Organized labor won't be with teachers on margin tax

As the teachers union prepares for a Sisyphean fight to pass a new tax for education, the rest of organized labor is poised to roll the boulder back over them.

Sources confirm that the AFL-CIO, especially the 18 building trades affiliates, have decided not to support the tax it once enthusiastically backed. And Gail Tuzzolo, the longtime right-hand woman of AFL-CIO boss Danny Thompson, has become a paid consultant to the coalition trying to defeat The Education Initiative.

“It’s up in the air,” Thompson said. “Both sides are lobbying heavily.”

But what the union leader didn’t say, as I’ve confirmed through several interviews, is that he and others in the labor movement have been swayed by research conducted by consultant Jeremy Aguero,  which indicates the 2 percent tax on businesses making a million dollars could cost thousands of jobs.

The seriousness of this development should not be lost: It’s one thing for a gaggle of business groups to fulminate that the tax is a job-killer. But when the bearer of bad tidings represents working men and women, as they like to say, the messenger is less flawed.

This fratricide in the labor community has been a long time coming. The teachers often have been lone wolves, but at least the other folks in labor have pretended they are part of the pack.

Some will see this as endemic to the incestuous Nevada political scene, where what gaming wants, gaming gets. And if the AFL-CIO is playing ball with the anti-tax coalition, maybe there is a quid pro quo, cynics will whisper.

Maybe. But the provenance is not as important as the reality.

The AFL-CIO won’t officially vote until May. But the teachers would need two-thirds of the state convention, which no one I talked to says is possible. The only question is whether someone makes a motion to oppose the margin tax, which would put the AFL-CIO actively out there against the teachers as opposed to simply withholding support. “I think there is a good chance that could happen,” one labor insider told me.

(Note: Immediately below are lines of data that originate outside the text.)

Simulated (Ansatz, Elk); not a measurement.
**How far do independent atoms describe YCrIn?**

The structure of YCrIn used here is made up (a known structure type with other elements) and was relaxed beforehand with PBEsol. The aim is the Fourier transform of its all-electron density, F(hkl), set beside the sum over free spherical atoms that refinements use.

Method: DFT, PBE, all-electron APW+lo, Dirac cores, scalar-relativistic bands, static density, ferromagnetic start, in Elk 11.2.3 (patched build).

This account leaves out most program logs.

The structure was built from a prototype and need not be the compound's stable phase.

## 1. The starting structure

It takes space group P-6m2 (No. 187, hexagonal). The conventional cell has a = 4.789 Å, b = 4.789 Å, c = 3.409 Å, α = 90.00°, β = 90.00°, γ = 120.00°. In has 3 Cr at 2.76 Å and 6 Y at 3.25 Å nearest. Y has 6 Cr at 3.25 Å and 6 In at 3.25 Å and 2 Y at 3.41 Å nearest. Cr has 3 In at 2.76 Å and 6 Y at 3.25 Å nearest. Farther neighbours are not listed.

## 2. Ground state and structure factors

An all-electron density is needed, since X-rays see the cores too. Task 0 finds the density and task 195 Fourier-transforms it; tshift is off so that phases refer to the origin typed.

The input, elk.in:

Ruben Murillo, the head of the Nevada State Education Association, was not happy with the developments. “We knew fighting for education revenue was going to be a battle, but it’s time big business stops hiding behind working men and women,” he said. “These are deceitful tactics and will be repudiated by voters in November. The fact is better schools mean better workers and attracting high wage industries and jobs to Nevada. No one made this point more eloquently than Nevada State AFL-CIO Secretary Treasurer Danny Thompson who helped draft this initiative petition. We remain committed to the passage of The Education Initiative and providing our children with the resources they need to achieve their potential.”

Fine.

But here’s what has been happening since Thompson gave full-throated support to drafting an initiative – he even helped pay for the drafting – and lambasted the serially do-nothing Legislature:

Sources tell me that Thompson and Tuzzolo have been greatly affected by Aguero’s research and have bought the argument that this is a job-killing measure. So have the building trades, which have those 18 members, and each has a northern and southern affiliate. That is an endorsement-killer.

The fact that Tuzzolo, a private consultant but who is inextricably linked to the AFL-CIO, has gone to work for the coalition of gamers, miners, retailers and business types will signal to others that Big Labor has gone south.

“I am working for the coalition,” Tuzzolo confirmed Tuesday. “It’s not unusual for me to be involved with gaming on an initiative.”

True enough. But this is a little different, eh?

If there was any chance the AFL-CIO were going to back this tax, Thompson would have told Tuzzolo not to take the gig. Enough said.

I’ve been told that another rationale for the AFL-CIO to oppose the tax is that the rate was boosted to 2 percent after a similar legislative proposal, with a .8 percent rate, failed in 2011. The argument will be that with the rate more than doubled and the deductions written differently, businesses, including gaming, will lay off many workers.

It’s one thing for Jim Murren, the head of MGM Resorts International, to say that.  It’s quite another if Thompson at some point comes out and says it.

Don’t forget, too, that the Culinary union, which has its own testy history with the teachers, has been mute on the margin tax. And all I heard Tuesday were crickets.

The teachers actually have a fundraising lead right now – they will report $1 million later this week vs. the coalition’s $700,000. But that is evanescent.

This is a big, if not decisive blow to the margin tax crew. Only two weeks into the new year, all the teachers have in front of them is that boulder, now being pushed down the hill by their brothers in arms.